Hello parents!
If you’re reading this, you probably have a child who is taking chemistry and having some trouble. Maybe there’s trouble with the subject matter, or maybe it’s the teacher that’s giving you problems. Either way, maybe I can help.
It’s storytime!
My name is Ian Guch and I’m the guy who does everything on this site. I’ve got lots of credentials, but I figure you’ve already figured that out – I won’t bore you with them. The biggest credential I have, however, comes from my own high school chemistry experience.
When I was in 10th grade, I had a chemistry teacher named Mr. W. Mr. W was an odd guy who wore a green lab coat and believed that only Very Special People could be honored with chemical knowledge. I left the class with the lowest possible C-, and I promised myself I’d never take chemistry again.
Mr. W and green coat. It was a long time ago.
When I got to college, I was very unhappy to find that I had to take chemistry again. And, to my great unhappiness, the professor was just like Mr. W. I stopped going to class entirely, and showed up only to get dismal grades on the exams.
When it came time to take the final, I saw that it was still possible to pass the class if I did really well. Unfortunately, I didn’t know anything about chemistry. Because I didn’t want to take chemistry again, I sat down in the library with my textbook and taught myself everything I needed to know in less than a week. Somehow, I passed the class. And even better, learned that chemistry is pretty interesting.
During my time in the library, I had to invent my own (sometimes unconventional ways) to understand each topic. I use these in my teaching, and have found that they work for just about everybody.

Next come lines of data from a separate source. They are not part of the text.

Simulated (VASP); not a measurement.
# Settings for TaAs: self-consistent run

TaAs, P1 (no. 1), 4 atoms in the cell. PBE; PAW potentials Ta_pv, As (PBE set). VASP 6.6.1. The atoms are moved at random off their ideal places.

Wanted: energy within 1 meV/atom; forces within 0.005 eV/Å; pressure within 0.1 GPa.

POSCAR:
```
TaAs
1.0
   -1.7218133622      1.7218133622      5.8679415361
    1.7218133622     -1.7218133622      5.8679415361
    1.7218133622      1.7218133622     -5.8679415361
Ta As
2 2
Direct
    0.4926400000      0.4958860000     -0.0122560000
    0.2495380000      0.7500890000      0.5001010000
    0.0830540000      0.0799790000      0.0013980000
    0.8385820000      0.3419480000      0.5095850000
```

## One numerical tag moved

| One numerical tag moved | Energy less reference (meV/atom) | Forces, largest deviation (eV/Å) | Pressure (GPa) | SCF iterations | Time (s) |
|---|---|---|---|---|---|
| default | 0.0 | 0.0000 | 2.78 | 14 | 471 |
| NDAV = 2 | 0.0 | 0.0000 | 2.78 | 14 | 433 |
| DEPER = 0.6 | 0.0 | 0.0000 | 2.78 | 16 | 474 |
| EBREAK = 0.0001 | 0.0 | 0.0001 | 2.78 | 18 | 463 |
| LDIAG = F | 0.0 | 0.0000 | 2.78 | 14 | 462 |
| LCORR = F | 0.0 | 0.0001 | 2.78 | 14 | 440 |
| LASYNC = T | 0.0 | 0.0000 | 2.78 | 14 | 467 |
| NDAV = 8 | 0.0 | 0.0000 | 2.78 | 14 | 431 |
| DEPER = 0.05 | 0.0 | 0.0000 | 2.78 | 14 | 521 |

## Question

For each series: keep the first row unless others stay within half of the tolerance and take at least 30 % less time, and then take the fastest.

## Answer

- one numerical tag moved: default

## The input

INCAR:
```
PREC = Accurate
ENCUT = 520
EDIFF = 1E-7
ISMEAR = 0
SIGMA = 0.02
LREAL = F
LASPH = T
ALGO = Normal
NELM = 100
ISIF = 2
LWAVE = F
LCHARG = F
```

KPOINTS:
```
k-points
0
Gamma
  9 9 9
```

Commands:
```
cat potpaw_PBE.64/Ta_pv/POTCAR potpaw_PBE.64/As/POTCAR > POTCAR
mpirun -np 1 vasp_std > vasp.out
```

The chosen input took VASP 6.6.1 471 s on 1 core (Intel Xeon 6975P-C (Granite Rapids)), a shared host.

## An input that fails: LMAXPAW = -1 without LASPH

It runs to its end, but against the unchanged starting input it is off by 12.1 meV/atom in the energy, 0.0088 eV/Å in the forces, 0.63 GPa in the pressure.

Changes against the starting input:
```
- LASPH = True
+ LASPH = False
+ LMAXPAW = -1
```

How to help your child get better grades
As a former chemistry-hater, I have a pretty good idea of how your child can do much better in chemistry. Here’s my official key to success:
Your child needs to start studying: I hate to tell you this, but your child isn’t doing well because he or she isn’t studying. I know that he or she spends a lot of time in their room with the book open, but they’re texting, not studying. If you want your child to really study, put them at the kitchen table without a phone and keep an eye on them.
Typical teenager as he studies chemistry
Homework is key: Most students who are taking a subject they’re having trouble with don’t put a lot of effort into their homework. They may get it done, but they’re doing it because they think the teacher just wants to see a paper with writing on it. Here’s a secret: the reason we teachers give homework is so that students understand what’s important in a subject, and how to approach those sorts of problems. Homework isn’t just busywork – it’s an ongoing guide to what’s important.
Memorization is usually useless: There is very little in chemistry that should be memorized. Many students are used to using flashcards to learn what battle resulted in the end of the Esoteric Empire, and that’s fine. However, in chemistry, this isn’t handy at all because you’re not supposed to memorize facts. You’re supposed to learn ideas. Flash cards simply won’t work to do this. While your child can still use flash cards to learn some things (polyatomic ions, formulas), doing sample problems and thinking about the main ideas is far more important.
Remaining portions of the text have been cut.